Willow Springs Issue 68 is a meal. Maybe a sandwich. But maybe that metaphor is too old. Let’s say lasagna, poetry stuffed between layers of prose, topped with a melted interview. Willow Springs fills you up with poems by Dexter L. Booth, Beckian Fritz Goldberg, and Nance Van Winckel among many others, prose from Clare Beams, Kirsten Sundberg Lunstrum, Jill Christman, and Sarah Hulse, and a conversation with Richard Russo.

Willow Springs Issue 68 is a meal. Maybe a sandwich. But maybe that metaphor is too old. Let’s say lasagna, poetry stuffed between layers of prose, topped with a melted interview. Willow Springs fills you up with poems by Dexter L. Booth, Beckian Fritz Goldberg, and Nance Van Winckel among many others, prose from Clare Beams, Kirsten Sundberg Lunstrum, Jill Christman, and Sarah Hulse, and a conversation with Richard Russo.

Among many fine poems, Dexter L. Booth’s “Moon Building” stands out:

My sister said that every time she cracked an egg
she was splitting a universe. Every dimension existed
in a shell. The yolk, of course, was the sun. I told my father.

The poem exists in three anecdotal parts that are subtly interrelated and held together by a young boy as its character. The first is the blurred memory of a girl holding the young boy over the sink, asking him to “piss on every plate and spoon.” The second, from which the above stanza is taken, discusses time travel and what that could mean to the father. The third presents the image of catching bees and ants in a mason jar. The beauty of this poem is the way it suggests a larger narrative through smaller moments. And, to suit the title, there are several space references, tying together each part with metaphor. “Moon Building” is a well-designed poem, a juggling act of narrative and metaphor held in the periphery.
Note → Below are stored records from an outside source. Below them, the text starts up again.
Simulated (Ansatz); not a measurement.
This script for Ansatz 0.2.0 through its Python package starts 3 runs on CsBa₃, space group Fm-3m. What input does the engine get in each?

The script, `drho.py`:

If you only read one piece in this issue, be sure to read Sarah Hulse’s “Sine Die,” winner of the Willow Springs Fiction Prize. “Sine Die” is the story of a rodeo roper turned politician who is forced to retire because of short-term memory loss. He cannot remember anything for more than two minutes. He is static, and his wife, the narrator, must deal with this. The struggle intensifies when the husband’s horse is injured:

This is an opportunity, I tell myself. The chance to learn to break bad news perfectly. I tell Jeremiah the truth, but I tell it different ways. I try easing into it: ‘Roscoe was hurt in an accident.’ I try vague: ‘Roscoe’s gone.’ I try blunt: ‘Roscoe died.’ Once, after I tell him he was the one to shoot Roscoe—‘You did right by him, Jem’—tears appear in his gray eyes. When they fall onto his cheeks he seems surprised, and he turns to wipe them with the back of his wrist. Later I tell him again exactly the same way, but his time he doesn’t cry.

Hulse captures the reader with her smart, simple prose, with her mastery of storytelling. This is not a story to miss.

Weave bows out with a conversation with Richard Russo, author of Empire Falls and Bridge of Sighs. When asked to discuss how “studying literature, as opposed to creative writing, helped [him] as a writer,” Russo answers:

A lot of my colleagues who were in the MFA program in fiction, were reading contemporary stuff. I don’t want to call it a literary dead end, but it certainly wasn’t mainstream. They were reading William Gaddis, Stanley Elkin, Vonnegut, William Glass, John Hawkes…I wasn’t interested in metafictional games, and it didn’t matter to me how great the stuff was…I was the kind of writer who was informed by Dickens, the Brontes, and Twain, all of whom were clearly more important in terms of the writer I ultimately became than if I’d been taking contemporary fiction courses in writers who, despite their brilliance, didn’t have much to say to me.